As plagiarism allegations dog Southern Illinois University's president, a panel the school created last year to define the practice may have bolstered his defense, concluding plagiarism can be unintentional.
The panel's chairman on Friday called the 17-page report's release coincidental and unrelated to the unfolding flap over whether Glenn Poshard plagiarized parts of his 1974 master's thesis and 1984 doctoral dissertation at the university's flagship Carbondale campus.
"The guts of the report were really done much earlier" than when Poshard's troubles first surfaced late last month, said Lain Adkins, director of the University Press at the Carbondale school.
The panel of employees at the university's Carbondale and Edwardsville campuses was created in the wake of claims that Walter Wendler, then chancellor at the Carbondale school, lifted sections from a strategic plan for a Texas school where he worked, then used them in SIU's long-range plan.
Poshard ultimately fired Wendler for not being a team player -- not because of the plagiarism questions. Now facing plagiarism claims himself, Poshard insists he may have mistakenly left out some citations but didn't purposely lift material from another source.
Poshard has said he would not resign, and his boss -- the university's board of trustees -- again on Thursday voiced its confidence in his ability to continue running the 35,000-student system.
Adkins said the report, ultimately headed for the trustees' consideration, was not influenced by the flap over Poshard or meant to influence the matter.
"We were so close to having this done, I kind of stuck my head in the sand and finished the report," he said.
But Adkins conceded the panel's finding that "plagiarism is not always intentional" may help Poshard's cause.
The report defines plagiarism as "presenting existing work as one's own," adding that "any ideas or materials taken from another source, including one's own work, must be fully acknowledged unless the information is common knowledge."
But plagiarism "may also be inadvertent or unintended and, in addition, can result from a writer's lack of familiarity with the citation and 'common knowledge' conventions of the discipline or field within which the person is writing," according to the report.

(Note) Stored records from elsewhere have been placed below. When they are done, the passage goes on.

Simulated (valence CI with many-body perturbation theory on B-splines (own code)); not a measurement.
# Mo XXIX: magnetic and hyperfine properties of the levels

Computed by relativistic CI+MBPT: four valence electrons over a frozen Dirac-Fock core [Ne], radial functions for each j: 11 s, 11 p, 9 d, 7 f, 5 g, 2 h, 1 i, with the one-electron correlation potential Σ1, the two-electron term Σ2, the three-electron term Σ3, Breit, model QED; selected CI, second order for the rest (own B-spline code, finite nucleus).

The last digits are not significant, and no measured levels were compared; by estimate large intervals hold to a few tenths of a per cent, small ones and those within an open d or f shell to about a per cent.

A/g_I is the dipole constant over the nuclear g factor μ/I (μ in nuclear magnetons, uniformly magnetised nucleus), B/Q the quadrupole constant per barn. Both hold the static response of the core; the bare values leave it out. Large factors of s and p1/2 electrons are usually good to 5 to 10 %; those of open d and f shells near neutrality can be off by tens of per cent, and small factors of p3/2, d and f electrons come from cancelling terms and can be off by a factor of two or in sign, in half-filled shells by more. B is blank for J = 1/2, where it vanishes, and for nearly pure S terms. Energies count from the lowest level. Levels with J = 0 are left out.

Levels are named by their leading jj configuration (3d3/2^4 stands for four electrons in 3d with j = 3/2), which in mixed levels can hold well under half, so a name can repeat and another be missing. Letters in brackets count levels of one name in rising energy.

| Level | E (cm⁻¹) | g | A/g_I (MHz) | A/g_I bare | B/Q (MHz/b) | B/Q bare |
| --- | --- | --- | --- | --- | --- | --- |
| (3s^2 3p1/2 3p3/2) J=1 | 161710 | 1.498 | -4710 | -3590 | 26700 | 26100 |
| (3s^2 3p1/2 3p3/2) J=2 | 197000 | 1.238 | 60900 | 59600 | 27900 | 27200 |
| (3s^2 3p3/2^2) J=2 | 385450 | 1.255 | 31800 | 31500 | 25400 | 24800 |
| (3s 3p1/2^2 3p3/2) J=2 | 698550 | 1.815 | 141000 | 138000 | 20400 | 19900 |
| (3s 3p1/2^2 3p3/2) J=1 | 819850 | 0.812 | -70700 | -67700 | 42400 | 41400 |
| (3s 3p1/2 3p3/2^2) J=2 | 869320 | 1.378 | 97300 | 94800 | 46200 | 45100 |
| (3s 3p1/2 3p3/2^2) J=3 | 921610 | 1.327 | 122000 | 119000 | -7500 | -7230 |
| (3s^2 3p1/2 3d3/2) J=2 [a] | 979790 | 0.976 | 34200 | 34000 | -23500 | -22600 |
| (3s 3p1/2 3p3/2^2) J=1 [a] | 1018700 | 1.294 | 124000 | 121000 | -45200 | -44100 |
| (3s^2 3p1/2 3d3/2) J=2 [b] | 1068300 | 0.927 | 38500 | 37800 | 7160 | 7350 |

Moreover, it continued, "many institutional contexts exist where plagiarism is an accepted and even encouraged discourse strategy. And finally, not all plagiaristic activity reaches a level of significance."
The report suggested plagiarism, while an "age-old problem," can be especially pervasive with digital access that makes it "easier than ever to deliberately or inadvertently borrow another's work."
"We're very proud of the work that we've done," said Gerald Nelms, an English professor at the Cardondale school who served on the panel.
The bulk of the work, he said, was done "way before any of this mess" involving Poshard.
David Gross, a spokesman for Poshard, declined to publicly discuss the report Friday, other than to say the president was grateful of the panel's work in "an effort to address this issue in a responsible and deliberative manner."
The committee wants their anti-plagiarism policy to be a blueprint that could be tweaked by the university's campuses to fit individual departments' research and writing needs.
One suggested change to the Carbondale school's policy, for example, would include adding that "cases of plagiarism can be especially complicated, because the acts involved may be intended or unintended."
The report's release came the same week a panel of professors at the Carbondale school launched its review of Poshard's master's thesis and doctoral dissertation, trying to ferret out claims that parts of both works were plagiarized. The group's recommendations will be given to the school's chancellor, then forwarded to the board of trustees.
The allegations surfaced Aug. 30 when SIU's student newspaper, The Daily Egyptian, reported that at least 30 sections in Poshard's 111-page doctoral dissertation were not attributed to their original sources or put in quotation marks to show they weren't Poshard's writing.
On Sept. 10, The Chronicle of Higher Education reported that Poshard's master's thesis contained sentences found nearly verbatim in sources published earlier, without attribution.